Being a pretty straightforward sort of bloke it never occurred to me before, but I probably should have mentioned this a while ago, but when I’m blogging about books from Helion it’s because very often, but not always, they’ve very kindly sent me a copy of a new publication to review. Cynics might suggest or mutter quietly to themselves that I’m therefore bound to give a glowing review as I get the books for free. Not so. If I really like a particular book I will say so, which is pretty much always the case across all the series I’ve been involved in on this basis. Add to that the fact that I’ve yet to come across a Helion book I didn’t like, even if in the early days some of the translation and editing was a little bit dodgy. It’s the subject matter that counts surely? And weirdly some of their best and most enjoyable books have been on subjects about which at the time I had little interest in, but now, to the detriment of my bank balance, I do.

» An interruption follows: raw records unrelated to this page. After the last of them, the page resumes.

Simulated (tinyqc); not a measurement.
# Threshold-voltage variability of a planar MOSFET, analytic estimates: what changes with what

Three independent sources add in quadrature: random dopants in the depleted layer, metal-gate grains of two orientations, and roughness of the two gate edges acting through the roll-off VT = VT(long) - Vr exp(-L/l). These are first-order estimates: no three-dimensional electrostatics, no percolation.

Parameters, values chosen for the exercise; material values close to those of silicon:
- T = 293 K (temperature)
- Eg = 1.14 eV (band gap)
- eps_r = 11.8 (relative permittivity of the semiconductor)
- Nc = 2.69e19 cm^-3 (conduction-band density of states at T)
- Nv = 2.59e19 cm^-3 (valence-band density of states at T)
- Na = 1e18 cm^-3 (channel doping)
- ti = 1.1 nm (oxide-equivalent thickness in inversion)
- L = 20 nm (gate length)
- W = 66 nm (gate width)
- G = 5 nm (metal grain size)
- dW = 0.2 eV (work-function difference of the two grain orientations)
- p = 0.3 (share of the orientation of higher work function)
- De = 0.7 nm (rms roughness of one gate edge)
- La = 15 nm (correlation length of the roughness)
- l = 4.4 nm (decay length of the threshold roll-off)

If I wasn’t so keen then my review would be more ‘matter-of-fact-like’ if you get my drift. Not damned by faint praise but less of the oozing superlative perhaps. But enough of that unnecessary attempt to justify what I think and write. They (the Helion gang) do a fantastic job bringing new authors (often non-English speakers/writers as a first language folks) onto the scene, covering all manner of often (very) niche historical subjects, or authors putting a new spin on old subjects, in a torrent of publications almost every month. For this they should be applauded.
The latest book in the ‘Century of the Soldier’ series is one that I can and will freely and of good conscience say good stuff about. The book looks at the development of the employment of cavalry from the Italian Wars of the sixteenth century to the rise of the armies of Louis XIV and the War of the Spanish Succession at the start of the eighteenth. The focus and detail are very much, but not totally, French oriented, which given the nationality of the author is understandable and perfectly ok in my view as the key roles played by the Dutch in the late sixteenth century, Gustavus Adolphus, Charles XII and Louis XIV in the seventeenth, the impact of Holy Roman Empire’s exposure to the Ottomans, and the tactical use of cavalry by Duke of Marlborough in the eighteenth are also examined in detail within the overarching French context.
One has only to look at the content of this volume to see that it has been exhaustively researched, with an impressive array of primary and secondary sources. We are taken on a journey from the introduction of firearms both mounted and on foot, and the ultimate demise of the fully armoured and lance-armed gendarme, with all the major tactical changes that evolved as a result, through to the solid ranks of late seventeenth and early eighteenth century heavy cavalryman who relied on either fire or shock tactics. How these different tactics evolved is examined in great detail, and their impact on the bigger picture of battlefield deployment and changes in the overall usage of the cavalry arm is discussed, proposing the pros and cons of firepower against shock, and indeed what exactly these diametrically opposed tactical methods meant on the battlefield, especially when they faced each other on the same piece of turf. Also discussed are the ways these developments impacted on infantry, in terms of how they dealt with the changing tactics of the cavalrymen and how the cavalry evolved to combat the evolution of predominantly musket-armed foot.
The author examines the processes of recruitment and training in the French army, not just of men but also horses, as well as the significant changes seen in personal protection and weaponry and the move from the use of companies to squadrons as the basic organisational and battlefield unit. We are treated to a number of theoretical case studies that examine the basic tactics, and several real battles, such as White Mountain and Rocroi in the 30 Years War, Dreux and Ivry at either end of the French Wars of Religion, and finally Blenheim, that are used as exemplars to demonstrate how these theories evolved and were put into practice.
Well written and sympathetically translated and edited the author has provided the reader with a comprehensive examination of what is a fascinating subject. The reader may not necessarily agree with the author’s theories but they are well argued and backed up with compelling research, resulting in what is an engaging and thought provoking reading experience. Nicely illustrated throughout, with some helpful maps that link well to the narrative, there is much to commend this excellent book.